The NSM method is based on a three-step pipeline: (1) use a text embedding model to convert captions from image-caption datasets into a set of vectors; (2) retrieve the \(k\)-nearest neighbors for a query word in the embedding space to form its neighborhood; (3) compute the neighborhood stability measure—the proportion of points in the neighborhood whose own nearest neighbors also belong to this neighborhood. The vector set needs to be constructed only once and can be reused indefinitely.

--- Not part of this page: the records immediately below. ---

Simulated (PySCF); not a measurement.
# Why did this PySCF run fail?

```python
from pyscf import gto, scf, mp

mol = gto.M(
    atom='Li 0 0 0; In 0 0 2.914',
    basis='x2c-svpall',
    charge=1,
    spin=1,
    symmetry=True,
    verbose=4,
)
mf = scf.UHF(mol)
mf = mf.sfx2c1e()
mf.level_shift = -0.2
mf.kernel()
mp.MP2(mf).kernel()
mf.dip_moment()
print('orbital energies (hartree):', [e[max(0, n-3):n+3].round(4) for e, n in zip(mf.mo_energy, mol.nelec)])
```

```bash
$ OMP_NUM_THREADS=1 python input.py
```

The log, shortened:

Datasets and Embedding Models Used

  • Datasets: MS COCO (1.5M captions), CC3M (3.3M), CC12M (12M)—utilizing only the caption text portion.
  • Embedding Models: AllMiniLM (384D, 33M parameters), Gte-Base (768D, 137M parameters), Gte-Large (1024D, 434M parameters).
  • Rating Data: MRC Psycholinguistic Database (4,848 words for imageability) and Brysbaert et al. (37,058 words for concreteness).

Key Designs

  1. Core Hypothesis (Hypothesis 1): In semantic space, the distribution of contexts surrounding concrete/imageable words forms sharper peaks—meaning their embedding neighborhoods are more "stable" (closer to their neighbors and more separable), whereas abstract words have more dispersed neighborhoods that overlap with other regions. t-SNE visualizations provide initial support for this hypothesis.
  2. \(\alpha\)-Stable Neighborhood Definition: The \(\alpha\)-stability of a neighborhood is the proportion of points within the neighborhood whose nearest neighbor also belongs to the same neighborhood. An \(\alpha\) closer to 1 indicates a more stable neighborhood and a more concrete/imageable word. This concept is generalized from "natural neighbors" (where two points are mutual nearest neighbors).
  3. Efficient Implementation: Leveraging approximate nearest neighbor (ANN) search (via the IVF index in the Faiss library), the nearest neighbor mapping for each point is precomputed. This reduces the algorithm complexity from \(O(kT)\) to \(O(T)\), where \(T\) is the cost of a single ANN query.
  4. Dataset Choice Considerations: The proposed method uses the text portion of image-caption datasets rather than general text corpora, because imageability and concreteness are visual-semantic properties that require a "visual region of the semantic space" for accurate estimation.

Experiments

Main Results — Comparison of Spearman Correlation with Baselines

Method Imageability ↑ Concreteness ↑ Coverage Requires Visual Modality
Freq (CC12M) 0.34 0.35 98.0% No
HML (MS COCO) 0.49 0.45 ~2.7% Yes (Image-Caption Pairs)
CosineSim 0.45 0.40 100% Yes (Generative Models)
AvgClip 0.56 0.45 100% Yes (Generative Models)
NSM-AllMiniLM(CC12M) 0.66 0.58 100% No
NSM-Gte-Base(CC12M) 0.58 0.58 100% No
  • NSM achieves the highest correlation coefficients for both imageability and concreteness, entirely without requiring any visual modality.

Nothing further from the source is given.